This extraordinary assertion contradicts the experience of staff and most managers in the public and private sectors. And it seems to contradict the Government's often made statements that it values public sector employees and wants to enable them to demonstrate professional leadership.

There is significant evidence of a strong correlation between public service outcomes and the motivation of those employed to deliver them. Fear is unlikely to motivate anyone. This is not the same as suggesting that there should be no change. Change is essential and inevitable but is best achieved with consent.

Public service employees and their unions themselves must not tolerate poor performance and must be ready to adapt and accept change. Change and often radical change is unavoidable and the questions are "what change?" and "how will it be achieved?" Change has to be designed to secure better outcomes and usually for much lower costs than the current ones. Costs can be best reduced by improving productivity and not by cutting terms and conditions or imposing a climate of fear.

Public service employees and those employed in the private and third sectors to deliver publicly funded public services are already deeply worried about security of employment, their pensions and their terms and conditions - and some public sector employers are unilaterally imposing cuts to these. Many staff are also as deeply worried about the impact of public expenditure cuts on the services that they deliver and consequential implications for service users and the wider community.

The Coalition Government has already added to public service employee fears by the abolition of the so called "two tier code". This required private and third sector contractors to employ new recruits on terms and conditions no less favourable than those staff who had transferred under TUPE regulations when services are outsourced.

The Coalition Government has subsequently indicated its intention to abandon the "Fair Deal on Pensions" requirement that staff transferred to the private and third sectors delivering public services should have comparable pensions to those in the public sector. A consequence of this could be to further diminish the funds available to funded schemes such as the Local Government Pension Scheme.

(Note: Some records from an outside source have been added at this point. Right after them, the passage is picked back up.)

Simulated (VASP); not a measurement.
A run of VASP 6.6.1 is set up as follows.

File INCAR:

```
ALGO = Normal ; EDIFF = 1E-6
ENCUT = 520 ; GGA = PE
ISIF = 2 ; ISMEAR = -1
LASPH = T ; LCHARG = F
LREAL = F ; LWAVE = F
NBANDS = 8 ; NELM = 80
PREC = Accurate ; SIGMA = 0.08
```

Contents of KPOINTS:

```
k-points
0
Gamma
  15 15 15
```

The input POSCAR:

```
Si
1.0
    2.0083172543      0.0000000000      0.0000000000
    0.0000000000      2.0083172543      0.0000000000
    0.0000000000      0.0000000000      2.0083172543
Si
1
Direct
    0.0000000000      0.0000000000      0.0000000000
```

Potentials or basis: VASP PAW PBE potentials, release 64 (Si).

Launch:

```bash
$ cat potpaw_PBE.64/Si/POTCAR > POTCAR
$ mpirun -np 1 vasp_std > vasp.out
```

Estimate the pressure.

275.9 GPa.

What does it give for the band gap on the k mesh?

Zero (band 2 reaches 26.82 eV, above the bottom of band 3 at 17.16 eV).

The abolition of the "two tier" code and the "Fair Deal on Pensions" will make public sector staff much more anxious at the prospect of being transferred to the private and third sectors. This change at a time when the Government, of course, is encouraging a greater role for the private and third sectors in public service delivery, will do little to win the hearts and minds of public service employees.

The Government's ambition for a greater role of markets in public services will inevitably mean, as Oliver Letwin is quoted as saying, that some providers will survive and some will not. Whether a provider is efficient and effective will be much more as a result of the quality of the provider's management and leadership, and the behaviours of commissioners than the actions of staff.

Public service employees across the public sector and for many employed in the private and third sector already have deep worries about their futures. Deliberately introducing more fear would be disastrous. Instead, the Government should acknowledge the importance of staff - and their trade unions - being fully engaged in the reform programme.

Oliver Letwin would be right to argue that under-performance should be addressed. Underperformance has to be analysed and the causes understood. It may be due the attitudes or behaviours of individual employees or because of a failure of management or as a result of a structural problem. Remedy requires effective and fair performance management arrangements for individuals with the opportunity for training and support where necessary; but with the sanctions of disciplinary measures and dismissal being available.. Likewise poor performing organisations in whatever sector cannot be allowed to disadvantage service users and misuse public funds

It is in the mutual interests of staff, employers and service users for staff to be motivated and well rewarded; and to achieve higher productivity. These tend to be key ingredients in any successful enterprise. Indeed this is one reason why the Government wishes public sector staff to establish employee co-operatives to provide public services. Such initiatives should not be driven by the fear be seen as positive opportunities for staff.

Rather than advocating fear based approaches the Government would be better to

Promote, encourage and incentivise exemplary employment practice across all public service providers - private, public and third sector

Recognise that staff have much to contribute to understanding the opportunities to improve productivity, reduce costs and improve outcomes

Promote and encourage all public service providers in all sectors to actively involve their staff and their trade unions in strategic decisions and service redesign programmes

Encourage public sector employers to facilitate staff and provide them with resources to consider the options to establish employee owned/led co-operatives and/or social enterprises (this is already Government policy); and extend the same right to staff working for private sector contractors

Re-state its commitment to the letter and spirit of TUPE regulations

Re-consider its position on "Fair Deal on Pensions"

Negotiate and avoid the imposition of changes to terms and conditions including the public pension schemes

Agree effective performance management

Require the application of "living wages" across all public services

ensure that all public service employees has access to personal and organisational development programmes

Monitor the impact of its recent abolition of the "two tier code"

The founder of our greatest public service the NHS Aneurin Bevan wrote a book entitled "In Place of Fear". In 2011 we need to place employee "motivation" in place of "fear."